Any good books on Lagrangian and Hamiltonian mechanics? I got Landau and Lifshitz series, is it any good?
>>8481046
>Landau and Lifshitz series
That or Susskind's Theoretical Minimum. Alternatively, start with Susskind and then just skim through LL: the former gives a really good overall summary, while the latter goes into some more details.
>>8481046
Foundations Of Mechanics by Ralph Abraham
Goldstein
it's T H I C C
but it's done right
>>8481199
Goldstein?
>>8481046
Landau and Lifshitz is kind of a meme. You definitely don't want to read that as an introduction, they're graduate level texts
>>8481046
I'm in second year and we use Analytical Mechanics, L.N. Hand and J.D. Finch
>>8481046
David Tong's lectures on classical mechanics are what I used.
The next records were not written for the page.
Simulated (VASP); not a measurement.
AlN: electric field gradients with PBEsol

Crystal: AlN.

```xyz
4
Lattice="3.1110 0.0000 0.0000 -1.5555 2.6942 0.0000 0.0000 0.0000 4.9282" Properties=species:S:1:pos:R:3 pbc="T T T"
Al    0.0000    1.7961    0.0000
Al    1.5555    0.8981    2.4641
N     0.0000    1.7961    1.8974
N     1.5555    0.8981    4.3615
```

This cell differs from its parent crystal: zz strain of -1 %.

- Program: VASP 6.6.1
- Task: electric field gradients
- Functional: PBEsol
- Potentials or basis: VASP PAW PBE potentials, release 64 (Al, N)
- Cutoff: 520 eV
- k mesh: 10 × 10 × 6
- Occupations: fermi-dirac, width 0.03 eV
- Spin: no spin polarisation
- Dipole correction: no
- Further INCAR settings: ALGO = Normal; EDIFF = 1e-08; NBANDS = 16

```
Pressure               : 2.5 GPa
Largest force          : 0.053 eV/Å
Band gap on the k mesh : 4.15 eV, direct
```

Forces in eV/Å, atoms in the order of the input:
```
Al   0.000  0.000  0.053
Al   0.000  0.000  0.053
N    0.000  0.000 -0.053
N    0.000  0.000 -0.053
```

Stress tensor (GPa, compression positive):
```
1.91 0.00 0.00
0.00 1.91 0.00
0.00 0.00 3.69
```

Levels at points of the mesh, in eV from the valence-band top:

Nice and quick and easy to understand.
http://www.damtp.cam.ac.uk/user/tong/dynamics.html
For an introduction to Lagrangian/Hamiltonian mechanics, take a look at Taylor's Classical Mechanics and Susskind's Theoretical Minimum. Susskind's chapter on the symmetries of a physical system is particularly important and underlies much (if not all) of modern day physics.
For more advanced, graduate-level books, you can try Goldstein and, in a different way, Landau/Lifschitz. I found Landau's first chapter particularly lucid. The way he derives the conserved quantities of classical mechanics is quite stunning.